Page MenuHomePhabricator

Add new matches_any function to join series of regular expressions
Open, Needs TriagePublic

Description

Using the AbuseFilter's debugging tools, you can see that use of ccnorm or norm on regex containing pipes | will get transformed to the letter I. This means we can't do things like: ccnorm(added_lines) irlike ccnorm("A|B|C"). A proposed solution (thanks to @MER-C) is to create a new function that works like contains_any except that it accepts regular expressions, and will join the arguments with | on the server-side.

Adding to that, it might be helpful to have norm_matches_any and ccnorm_matches_any, so we can avoid duplication as with matches_any(added_lines, ccnorm('regex1'), ccnorm('regex2'), ccnorm('regex3')), etc.

Another solution by @Huji, aiming to fix behaviour for both | and \b is available in task description of T190648.

Event Timeline

This perhaps can't or shouldn't be done as described, because there's no guarantee other regex syntax won't be transformed by norm or ccnorm. Let's say we write our filter ccnorm_matches_any(added_lines, "goo+gle", "yahoo+") which would be equivalent to matches_any(added_lines, ccnorm("goo+gle"), ccnorm("yahoo+")) (matches_any does not actually exist either, but that's beside the point). Here we want it to return true if added_lines contains "Go00oogle", "Gooogle", "Yah00ooo", "YahoO", etc (any number of O's, or 0's because ccnorm will turn a 0 into an O). The matches_any function then joins them with a pipe effectively running ccnorm(added_lines) matches "GOO+GLE|YAHOO+". This is great, but what if later someone adds a rule to AntiSpoof to turn +'s into T's? Then you'd unexpectedly end up with ccnorm(added_lines) matches "GOOTGLE|YAHOOT".

So basically, we shouldn't rely on regex working as intended after running norm or ccnorm the expression.

I don't know what to do here, frankly. It'd be nice to combine AntiSpoof and regex, but I don't see how to avoid the above risks. One could manually emulate AntiSpoof with regex – like ccnorm(added_lines) matches "G[O0][O0]+L[E3]|Y[@A]H[O0][O0]+" – so it's at least still possible to do what you need to with a bit of extra work.

I'm sorry if this question will sound silly. However, can we actually do something like irlike ccnorm("A|B|C")? Isn't it equivalent to irlike"AIBIC"? I mean, since we're calling ccnorm on a known string, what do we want to normalize here?

Niharika subscribed.

I'm gonna take Community-Tech off of this. Feel free to make it into a wishlist proposal if you want us to work on it. :)

I'm sorry if this question will sound silly. However, can we actually do something like irlike ccnorm("A|B|C")? Isn't it equivalent to irlike"AIBIC"? I mean, since we're calling ccnorm on a known string, what do we want to normalize here?

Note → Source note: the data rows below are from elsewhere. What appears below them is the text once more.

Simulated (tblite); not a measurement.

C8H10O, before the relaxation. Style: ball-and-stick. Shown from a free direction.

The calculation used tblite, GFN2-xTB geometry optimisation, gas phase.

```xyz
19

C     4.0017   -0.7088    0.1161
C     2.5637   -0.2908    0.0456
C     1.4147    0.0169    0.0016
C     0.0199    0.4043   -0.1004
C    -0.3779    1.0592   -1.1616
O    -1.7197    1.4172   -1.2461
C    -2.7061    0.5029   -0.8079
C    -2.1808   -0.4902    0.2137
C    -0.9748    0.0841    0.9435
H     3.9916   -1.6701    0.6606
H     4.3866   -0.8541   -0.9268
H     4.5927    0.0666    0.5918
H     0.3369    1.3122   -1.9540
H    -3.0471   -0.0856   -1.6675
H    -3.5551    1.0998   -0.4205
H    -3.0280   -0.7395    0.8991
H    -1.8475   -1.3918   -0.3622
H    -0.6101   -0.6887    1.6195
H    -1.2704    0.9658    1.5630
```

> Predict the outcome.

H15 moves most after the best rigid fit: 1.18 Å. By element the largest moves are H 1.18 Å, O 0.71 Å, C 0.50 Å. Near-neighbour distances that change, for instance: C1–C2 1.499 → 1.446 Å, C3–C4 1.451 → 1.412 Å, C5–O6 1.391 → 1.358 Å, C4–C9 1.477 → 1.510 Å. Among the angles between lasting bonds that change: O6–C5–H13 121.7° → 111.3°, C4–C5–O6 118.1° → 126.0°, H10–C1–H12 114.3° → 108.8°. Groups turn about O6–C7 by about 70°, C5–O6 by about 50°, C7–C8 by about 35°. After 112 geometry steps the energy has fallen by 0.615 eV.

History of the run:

Right now, yes. But what if the definition of ccnorm changes? Then you have to update your filter each time. So instead of adding that burden + the burden of solving the equation ccnorm(x) and putting the output in the filter, we keep the ccnorm(x) in the filter even when x is a static known string. The additional runtime footprint is negligible.

Yes, this was only an example. Though, I still can't see the point of using ccnorm on a static needle. When using irlike (and similar functions) you supposedly know exactly what you want to search for. For instance, if I want the filter to be triggered if a user adds "foo", would it make sense to write it as added_lines irlike ccnorm("f00")? I mean, there's no equation to solve if you already know what to look for. Or did I miss something?